Luther on Education

While we’re on the topic of public education…

Okay, so we weren’t on that topic, but rather Luther’s understanding of good government. Last week I cited Luther’s urgent appeal to the city councils and magistrates of Germany to establish schools as an example of what government was for: to care for the welfare of its people like parents care for their children.

Along the way, and in the middle of that treatise, Luther makes an extraordinary assertion, writing to those in charge of civic affairs across Germany:

My dear sirs, if we have to spend such large sums every year on guns, roads, bridges, dams, and countless similar items to insure the temporal peace and prosperity of a city, why should not much more be devoted to the poor neglected youth – at least enough to engage one or two competent [persons] to teach school (LW 43:350).

Can you imagine that, for a moment: that we would value what we spend on education just as highly as we value what we spend on infrastructure and defense? Think of the schools we would have and, even more to Luther’s point, the kind of educated citizenry we’d enjoy. Luther realizes, you see, that the greatest threats to any civilization are always internal, not external. And so he asserts,

A city’s best and greatest welfare, safety, and strength consist rather in its having many able, learned, wise, honorable, and well-educated citizens. They can then readily gather, protect, and properly use treasure and all manner of property. (356)

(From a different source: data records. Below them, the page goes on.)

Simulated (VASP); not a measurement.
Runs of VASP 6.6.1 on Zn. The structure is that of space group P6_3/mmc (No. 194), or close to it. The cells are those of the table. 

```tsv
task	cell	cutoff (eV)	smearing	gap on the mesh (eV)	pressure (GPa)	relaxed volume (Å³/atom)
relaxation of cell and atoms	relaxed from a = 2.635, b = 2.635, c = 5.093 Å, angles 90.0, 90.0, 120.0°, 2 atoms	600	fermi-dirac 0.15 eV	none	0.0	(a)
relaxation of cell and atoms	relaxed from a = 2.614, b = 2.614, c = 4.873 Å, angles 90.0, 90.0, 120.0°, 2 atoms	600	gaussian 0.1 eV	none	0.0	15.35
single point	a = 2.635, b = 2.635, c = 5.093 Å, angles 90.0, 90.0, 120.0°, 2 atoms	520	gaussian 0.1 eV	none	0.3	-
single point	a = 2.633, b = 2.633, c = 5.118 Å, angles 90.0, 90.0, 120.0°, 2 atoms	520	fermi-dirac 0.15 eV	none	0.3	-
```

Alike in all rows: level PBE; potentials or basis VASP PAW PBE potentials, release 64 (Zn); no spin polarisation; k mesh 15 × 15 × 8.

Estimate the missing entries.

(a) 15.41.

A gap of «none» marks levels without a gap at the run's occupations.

Absent sound education and a responsible, well-educated citizenry, nothing else much matters because nothing else will last. And so he exhorts those in power to care for the young by providing good schools and competent teachers. And, should those in government be reluctant to spend money on education, he is not above chiding them, arguing that

There is not a dumb animal which fails to care for its young and teach them what they need to know (353).

And, as is usually the case with Luther, it’s difficult to separate the practical and the theological, as Luther believes it is our God-given duty to care for the emerging generation and so believes when we fall short we not only fail our young (and, by extension, ourselves), but we also sin against God:

What would it profit us to possess and perform everything else and be like pure saints, if we meanwhile neglected our chief purpose in life, namely, the care of the young? I also think that in the sight of God none among the outward sins so heavily burdens the world and merits such severe punishment as this very sin which we commit against the children by not educating them. (353)

I’ll ask again, what kind of schools would we have if we took Luther seriously? What kind of citizens? What kind of country? What kind of world?